32-bit and 64-bit compiled codes

I have a question about performance comparison of 32-bit and 64-bit compiled codes running on Tesla V100 32GB GPU.

I compiled V10.0 samples firstly on Win32 configuration. Apps run on Tesla V100 32GB Gpu. Then I compiled same samples on x64 configuration and run them on same GPU.

The performance results dissappointed me. Because the apps compiled with win32 configuration run faster than the apps compiled with x64 configuration. I attached the results of MatrixMul app to this mail.

The Development environment summary is:
Microsoft Windows 10 Pro(x64) Build 18362.175, MS Visual Studio 2012, Cuda Version 10.0.130, Cuda Driver Version 412.29
Hardware Summary :
Intel Xeon Silver 4114 CPU @ 2.20GHz, 32 GB RAM, Tesla V100 32GB GPU


32-bit app development isn’t supported any more in CUDA. (Yes it is still supported in a limited way on VS2012, but not any newer toolchain than that.) It may still work in some cases, but there are plenty of use-cases that won’t work, such as use of CUDA libraries such as CUBLAS

https://docs.nvidia.com/cuda/cuda-installation-guide-microsoft-windows/index.html#x86-32-bit-support

That has often been the case historically when comparing 32-bit and 64-bit versions of the same app. An expectation of identical performance is unrealistic and has never been the case, generally. Usage of 64-bit pointers, which is mandatory for 64-bit apps, causes at least some reduction in performance, generally speaking, to pick one example of possible differences between 32-bit and 64-bit apps.

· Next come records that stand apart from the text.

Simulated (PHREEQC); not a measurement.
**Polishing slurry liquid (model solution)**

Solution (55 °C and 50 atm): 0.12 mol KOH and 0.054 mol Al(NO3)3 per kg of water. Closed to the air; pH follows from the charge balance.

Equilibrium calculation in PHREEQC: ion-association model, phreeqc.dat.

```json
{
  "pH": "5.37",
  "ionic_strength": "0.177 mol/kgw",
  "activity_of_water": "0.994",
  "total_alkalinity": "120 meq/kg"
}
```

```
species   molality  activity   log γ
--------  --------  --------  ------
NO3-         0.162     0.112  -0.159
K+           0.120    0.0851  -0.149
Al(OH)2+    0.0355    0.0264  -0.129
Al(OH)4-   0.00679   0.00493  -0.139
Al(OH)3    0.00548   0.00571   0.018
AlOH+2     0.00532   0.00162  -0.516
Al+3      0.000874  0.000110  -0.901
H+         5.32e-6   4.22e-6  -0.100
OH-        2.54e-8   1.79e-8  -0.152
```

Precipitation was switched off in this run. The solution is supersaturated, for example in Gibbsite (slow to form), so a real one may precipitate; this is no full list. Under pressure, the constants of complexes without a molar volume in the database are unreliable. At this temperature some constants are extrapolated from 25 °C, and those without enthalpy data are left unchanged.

Any sort of serious CUDA development work currently will need to acknowledge that 64-bit app development is the only sensible path at this time. There is no use in looking back at 32-bit app developement, in spite of whatever benefits there may have been.

There were certainly some downsides to 32-bit app development. For example it would have been impossible to use more than 4GB of the 32GB memory on that V100 card.